# Homework Help: Related Rates

1. Apr 1, 2005

### erik05

There are two questions that I'm stuck on and I was wondering if someone could help me. I'm more worried about the process of finding the right answer than the answer itself. Thanks in advance.

1) A man who is 2 m tall is walking straight away from a lamppost at a rate of 8 km/h. The lamppost is 7 m high. How fast is the end of his shadow moving when he is 7 m from the foot of the lamppost? Ans: 11.2 km/h

I know that you have to use the property of similiar triangles but I'm not too sure how to set it up. Any suggestions?

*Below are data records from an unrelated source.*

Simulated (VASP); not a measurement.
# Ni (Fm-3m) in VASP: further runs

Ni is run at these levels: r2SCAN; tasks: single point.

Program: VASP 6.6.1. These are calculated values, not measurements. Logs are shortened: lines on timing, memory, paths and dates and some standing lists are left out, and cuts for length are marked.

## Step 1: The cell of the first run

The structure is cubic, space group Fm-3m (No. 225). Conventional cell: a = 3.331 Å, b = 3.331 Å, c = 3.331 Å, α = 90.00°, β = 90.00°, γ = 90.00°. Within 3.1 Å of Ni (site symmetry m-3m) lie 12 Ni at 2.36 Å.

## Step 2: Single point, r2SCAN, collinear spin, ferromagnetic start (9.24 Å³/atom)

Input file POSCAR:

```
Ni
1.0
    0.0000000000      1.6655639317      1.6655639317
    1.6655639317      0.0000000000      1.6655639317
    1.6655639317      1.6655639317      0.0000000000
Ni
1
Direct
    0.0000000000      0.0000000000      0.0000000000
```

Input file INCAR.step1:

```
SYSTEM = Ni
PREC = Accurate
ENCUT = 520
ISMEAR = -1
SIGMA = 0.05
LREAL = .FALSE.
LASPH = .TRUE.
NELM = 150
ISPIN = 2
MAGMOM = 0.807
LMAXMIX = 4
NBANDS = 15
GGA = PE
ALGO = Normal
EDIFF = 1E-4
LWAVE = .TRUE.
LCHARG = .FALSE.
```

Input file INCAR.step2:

2) Two ships start out from harbour at the same time; one travels northeast and the other southeast. If the first has a speed of 16 kn and the second 12 kn, how fast are they separating after 1 h? Ans: 20 kn

Would it help to know what kn stood for? Because I have no idea. Anyways, I started out with a coordinate grid with the harbour at (0,0) and the first ship at (x,16) and the second ship at (x,-12). Don't really know if this is the right to approach this but I had to start with something. Thanks, and have a good night.

2. Apr 1, 2005

### whozum

Draw a triangle inscribed in a triangle, sharing the two non vertical sides
The vertical end is the lamppost, the vertical centerline is the man. You want ds/dt (speed of shadow), given dx/dt = 8

Well the main step here is drawing a relationship between how far the man is and where his shadow is. Using trig properties, take a couple stabs at possible relationships between his distance from the post and the distance of the end of his shadow to the post.

3. Apr 2, 2005

### erik05

Okay, I got the first question..thanks whozum. Could anyone help me out on the second question?

4. Apr 2, 2005

### p53ud0 dr34m5

this is simple geometry. it is a right triangle, and the ships path are the two sides. the hypotenuse is the distance between them.

so, $(\frac{dx}{dt})^2+(\frac{dy}{dt})^2=(\frac{ds}{dt})^2$(dx/dt=12kn and dy/dt=16kn).

so, $12^2+16^2=(\frac{ds}{dt})^2~~144+256=(\frac{ds}{dt})^2~~400=(\frac{ds}{dt})^2~~\frac{ds}{dt}=20$
so, the ships are moving away from each other at 20kn.

Last edited: Apr 2, 2005